Gravity is less a feature film than cinema as experience: a new frontier in filmmaking that will likely appeal to studios trying to attract people to movie theaters.
It must be seen in IMAX. It must be seen in 3D. It must be seen on a screen so large that you feel that you are both drifting in space and cocooned inside a spacesuit. It must be heard with speakers so loud that the theater vibrates. As I say: It must be experienced.
There is little in the way of plot to deconstruct. It is the most basic human story: survive or die. Sandra Bullock and George Clooney are astronauts on a spacewalk whose ship is destroyed after the Russians create a debris field by blowing up one of their own satellites. To get home, Bullock and Clooney hop from space station to space station, trying to find a working escape pod that will allow them to return to Earth.
You’ll notice I’ve dispensed with character names. Clooney and Bullock aren’t playing characters so much as exuding their natural charisma. Bullock’s doctor is slightly nervous, slightly harried, and totally competent, speaking in Bullock’s normal folksy way. Clooney turns on the charm: the slight grin; the occasional arched eyebrow; a voice with the timbre and cadence of a man who knows he can take what he wants at any moment.
And it’s better that these two stars basically play themselves. They are the only two people on the screen for most of the film, and Gravity only works because we like being with them. Like Tom Hanks in Castaway, we want these characters to survive. In its own way, Gravity is a reminder of the indefinable thing we call "stardom." Bullock and Clooney have it. Hanks has it. So many others don’t. And Gravity would have collapsed if either role had been filled by one of the have-nots.
Our simple desire to see Bullock and Clooney survive—despite being given little in the way of backstory or what they would leave undone on Earth if they die—is why the experience of Gravity works.
Gravity is tense and claustrophobic, the sort of film that surrounds you in blackness before camera movements send you spinning in cosmic cartwheels and flying past a space station. Director Alfonso Cuarón, helming his first feature since 2006’s Children of Men, toys with the viewer, subtly shifting perspective. One example: As Bullock caroms off into space, we see her spin, and the camera slowly pushes in and begin spinning with her, until … voila! We’re behind Bullock’s faceplate, experiencing her point of view, her panicked breaths mimicking our own.
The effect is overwhelming. It is, at times, too much. Many films advertise themselves as roller coaster rides. But this is the first time I’ve left a theater feeling as if I’d actually just stepped off a roller coaster. My legs wobbled. It took a few minutes to find my bearings. I actually bumped into a pole on the way out, my balance unsteady, my chest tight.

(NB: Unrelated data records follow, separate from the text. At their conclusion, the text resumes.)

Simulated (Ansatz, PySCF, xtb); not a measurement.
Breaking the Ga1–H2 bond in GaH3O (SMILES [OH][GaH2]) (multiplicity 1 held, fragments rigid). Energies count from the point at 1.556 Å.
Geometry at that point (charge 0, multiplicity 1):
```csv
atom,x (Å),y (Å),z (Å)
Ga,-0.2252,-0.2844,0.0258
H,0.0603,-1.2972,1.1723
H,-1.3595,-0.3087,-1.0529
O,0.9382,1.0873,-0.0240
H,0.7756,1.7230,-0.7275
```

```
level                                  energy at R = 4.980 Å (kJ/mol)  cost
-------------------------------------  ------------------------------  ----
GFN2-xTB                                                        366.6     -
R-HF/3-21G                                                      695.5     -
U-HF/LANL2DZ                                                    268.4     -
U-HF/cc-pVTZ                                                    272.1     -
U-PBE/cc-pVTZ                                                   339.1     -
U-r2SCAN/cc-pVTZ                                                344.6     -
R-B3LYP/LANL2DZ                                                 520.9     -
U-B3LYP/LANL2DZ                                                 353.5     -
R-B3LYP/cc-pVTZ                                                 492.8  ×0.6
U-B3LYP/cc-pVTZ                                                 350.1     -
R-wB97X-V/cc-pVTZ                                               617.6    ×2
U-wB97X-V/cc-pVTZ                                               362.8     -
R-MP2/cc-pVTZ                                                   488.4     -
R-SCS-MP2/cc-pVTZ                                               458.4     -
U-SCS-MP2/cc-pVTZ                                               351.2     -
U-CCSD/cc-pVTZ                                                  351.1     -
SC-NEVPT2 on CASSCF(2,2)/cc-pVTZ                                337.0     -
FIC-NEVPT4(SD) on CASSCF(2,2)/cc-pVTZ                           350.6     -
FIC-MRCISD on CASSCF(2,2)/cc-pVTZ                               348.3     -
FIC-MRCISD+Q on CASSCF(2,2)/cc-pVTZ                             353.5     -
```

Gravity is an experience, and it is an amazing one. It is a tremendous artistic and technical achievement. It is a monumental piece of filmmaking. Is it a great film? Well, that’s harder to say. It’s difficult to judge a picture that relies as heavily on experience as Gravity does. Watching this on a 50-inch plasma will not be the same as watching it on a sixty feet wide screen.
Granted, you could say the same thing about Lawrence of Arabia or 2001: A Space Odyssey, monumentally epic films that work better at 70mm than 1080p, but nevertheless still do work at 1080p. I can’t help feeling there’s something slightly different at work with Gravity, however.
Gravity will almost certainly crack my top-ten list for 2013. But I’m not sure I’ll want to watch it in my living room in 2033.